If you must do what you describe, then just use date('..',$timestamp), where $timestamp is the time created above.

sukanya.paul
05-29-2007, 04:58 AM
i dont really understand what u mean..i hv an application form which i hv to maintain by the dates the application was filled..how do i do tht with timecode.. jus time()??

djr33
05-29-2007, 05:06 AM
time() is the current time.
mktime() can do it from a given date.
date() can take a timecode (as second parameter) and output (defined by first parameter) as human-readable date.

Not sure why your application does this, but you could convert before entering it into the mysql db, or later convert.

It is still possible, though more complex and with extra steps to, as I said above, use a mix of date() and mktime() to get to this same result.

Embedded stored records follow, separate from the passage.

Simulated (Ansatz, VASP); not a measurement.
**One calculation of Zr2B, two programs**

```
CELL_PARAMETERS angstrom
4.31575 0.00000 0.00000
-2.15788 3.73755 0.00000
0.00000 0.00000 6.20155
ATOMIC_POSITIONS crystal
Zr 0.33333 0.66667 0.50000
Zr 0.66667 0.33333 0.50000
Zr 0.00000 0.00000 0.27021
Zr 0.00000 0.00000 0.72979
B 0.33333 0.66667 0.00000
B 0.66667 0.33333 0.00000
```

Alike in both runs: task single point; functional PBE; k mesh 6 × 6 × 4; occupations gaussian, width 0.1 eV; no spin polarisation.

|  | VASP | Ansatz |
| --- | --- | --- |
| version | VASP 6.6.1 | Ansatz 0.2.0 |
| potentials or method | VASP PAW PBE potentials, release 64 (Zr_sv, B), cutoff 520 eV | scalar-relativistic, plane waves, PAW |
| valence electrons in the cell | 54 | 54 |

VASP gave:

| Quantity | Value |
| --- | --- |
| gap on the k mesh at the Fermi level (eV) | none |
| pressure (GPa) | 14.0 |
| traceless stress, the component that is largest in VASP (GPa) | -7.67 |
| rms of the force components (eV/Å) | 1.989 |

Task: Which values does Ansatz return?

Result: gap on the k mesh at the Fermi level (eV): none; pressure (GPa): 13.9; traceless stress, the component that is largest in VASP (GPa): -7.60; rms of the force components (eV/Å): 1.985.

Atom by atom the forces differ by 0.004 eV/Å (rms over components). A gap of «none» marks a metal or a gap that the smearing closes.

I'm not sure about the particular situation.

mbrodin
05-29-2007, 08:39 AM
Hi all!

Here are a code i wrote for a administrationpanel about 3 month ago.
You use it as following, 15 days from now: calcTime("15 days"), 15 days ago from now: calcTime("15 days", "-"), also if you want get 1 years from now: calcTime("1 year") and calcTime("3 years"), calcTime("1 week", "-") and so on.


function calcTime( $t = '1 day', $p = '+' )
{

$time = time();

$t = preg_replace(array("/\s/", "/\n/"), "", trim($t));

if( preg_match("/(\d{1,3})(sec|second|seconds|min|minute|minutes|hour|hours|day|days|week|weeks|month|months|year|years)/", $t, $r) )
{

$num = ( !is_numeric($r[1]) ? 1 : $r[1] );
$what = $r[2];

switch( $what )
{

case 'year':
case 'years':

if( $p == '-' )
return ( $time - ( ( 60 * 60 * 24 * 365 ) * $num ) );
else
return ( $time + ( ( 60 * 60 * 24 * 365 ) * $num ) );

break;

case 'month':
case 'months':

if( $p == '-' )
return ( $time - ( ( 60 * 60 * 24 * 30 ) * $num ) );
else
return ( $time + ( ( 60 * 60 * 24 * 30 ) * $num ) );

break;

case 'week':
case 'weeks':

if( $p == '-' )
return ( $time - ( ( 60 * 60 * 24 * 7 ) * $num ) );
else
return ( $time + ( ( 60 * 60 * 24 * 7 ) * $num ) );

break;

case 'day':
case 'days':

if( $p == '-' )
return ( $time - ( ( 60 * 60 * 24 ) * $num ) );
else
return ( $time + ( ( 60 * 60 * 24 ) * $num ) );

break;

case 'hour':
case 'hours':

if( $p == '-' )
return ( $time - ( ( 60 * 60 ) * $num ) );
else
return ( $time + ( ( 60 * 60 ) * $num ) );

break;

case 'sec':
case 'second':
case 'seconds':

if( $p == '-' )
return ( $time - $num );
else
return ( $time + $num );

break;

case 'min':
case 'minute':
case 'minutes':
default:

if( $p == '-' )
return ( $time - ( 60 * $num ) );
else
return ( $time + ( 60 * $num ) );

break;

}


}
else
{
if( $p == '-' )
return ( $time - ( ( 60 * 60 * 24 ) * 1 ) );
else
return ( $time + ( ( 60 * 60 * 24 ) * 1 ) );
}

}

Ex: One month ago,


$ctime = calcTime("1 month", "-");
echo "1 month ago is: " . date("d/m/Y", $ctime);


Questions?

Best regards,
mbrodin